Almost two thirds (65%) of SME owners have reported feeling penalised by their traditional finance providers as a result of poor trading during the recession, according to research conducted on behalf of ABN AMRO Commercial Finance. The research, conducted in August 2012, surveyed 250 SME owners, managers and financial controllers, more than half of whom (55%) reported suffering poor performance figures during the recession.
These findings suggest many UK SMEs still face a significant challenge in accessing the finance they need in order to grow. “Many good businesses suffered tough trading during the recession, but when this starts to affect access to finance it’s a big problem,” says Peter Ewen, Managing Director of ABN AMRO Commercial Finance. “Most traditional lenders are still assessing businesses based wholly on their past performance, but this approach is increasingly irrelevant today.”
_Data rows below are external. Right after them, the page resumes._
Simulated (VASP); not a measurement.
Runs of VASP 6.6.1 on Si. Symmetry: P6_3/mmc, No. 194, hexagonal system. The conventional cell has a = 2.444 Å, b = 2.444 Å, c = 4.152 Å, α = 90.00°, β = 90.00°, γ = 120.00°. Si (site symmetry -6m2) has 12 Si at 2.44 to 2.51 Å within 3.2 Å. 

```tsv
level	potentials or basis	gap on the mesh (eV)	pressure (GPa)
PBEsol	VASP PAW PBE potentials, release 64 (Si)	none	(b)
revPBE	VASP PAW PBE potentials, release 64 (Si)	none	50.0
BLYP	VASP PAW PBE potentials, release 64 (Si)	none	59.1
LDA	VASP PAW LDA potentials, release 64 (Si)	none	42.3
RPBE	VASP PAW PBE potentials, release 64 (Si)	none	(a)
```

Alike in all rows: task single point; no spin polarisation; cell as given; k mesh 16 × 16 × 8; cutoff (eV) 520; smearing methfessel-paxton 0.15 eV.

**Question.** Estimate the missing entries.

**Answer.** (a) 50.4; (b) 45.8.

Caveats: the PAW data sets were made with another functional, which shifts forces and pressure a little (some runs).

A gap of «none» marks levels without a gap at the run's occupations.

According to the research, many businesses insist that their recent historic accounts are not an accurate reflection of their current potential. Two fifths (41%) of respondents said that these assessments fail to acknowledge their current activity and thus underestimate their potential for growth. Peter Ewen has called for the finance industry to re-evaluate their funding criteria. “We need to take a long hard look at alternative finance available and the way in which businesses are being assessed for that funding,” he says. “If we restrict businesses for surviving the global economic meltdown, then the future of British business is bleak indeed.”